Matt Rowan lives in Chicago, IL. In his non-teaching time he writes stories and edits Untoward Magazine with the lovely Ashley Collier. He has published one story collection, Why God Why (Love Symbol Press, July 2013), and his work can also be found in Artifice, Big Lucks, Another Chicago Magazine and PANK, among others. More at

“One aspect of everyday life that I consider art is watching any narrative unfold. I don’t care if it’s a horrible TV drama or a hilariously bad action movie. They’re always worthy of a closer look. I love to look at them more closely.”

Candie Sanderson

Candie Sanderson spent most of her life walking on her tiptoes in the French countryside, eating truffles. She recently moved to the United States and started writing in English. Candie is an MFA candidate at the University of Montana, where she writes flash fiction and lyric essays, teaches composition, and is a fiction editor for CutBank. Her writing has appeared in BlazeVOX, Two Serious Ladies, and CLAM. True to her French upbringing, she considers cooking and gathering to eat to be an art.

Philip Schaefer

Philip’s writing has swelled in Nashville rain, Chicago dumpsters, and Missoula rock gardens. It’s out or forthcoming in Fourteen Hills, RHINO, The Chariton Review, Green Hills Literary Lantern, Litconic, and elsewhere. A current MFA candidate at the University of Montana, he wants to see a bear more than anyone alive, and is haunted by these waters. His favorite place to drink coffee is on the thinking rock in his backyard, barefoot.
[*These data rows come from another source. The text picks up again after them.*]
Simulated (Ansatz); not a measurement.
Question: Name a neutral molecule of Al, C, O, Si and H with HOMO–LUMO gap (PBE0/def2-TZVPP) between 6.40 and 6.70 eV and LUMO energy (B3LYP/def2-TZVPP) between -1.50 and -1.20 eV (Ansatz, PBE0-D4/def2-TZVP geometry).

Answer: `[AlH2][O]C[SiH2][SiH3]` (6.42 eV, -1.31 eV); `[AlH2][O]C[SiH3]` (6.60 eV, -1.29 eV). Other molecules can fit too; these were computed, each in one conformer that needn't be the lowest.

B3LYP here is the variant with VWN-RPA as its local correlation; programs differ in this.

“Bourbon. Sweet vermouth. 2 dashes of bitters. Everyday art.”

Chris Garrecht-Williams

Chris Garrecht-Williams isn’t too sure where he lives, but is fortunate to be in Paris at the moment. He has a couple of poems coming out in Spinning Jenny soon.

“At present I think the clay chimneys on the roof across from my bedroom window are perfect. I could look at them all day, and often do. Growing up I loved the wooden water towers of Manhattan. So I guess I’ll say roofs and the views from them are an aspect of the everyday that I consider to be art.”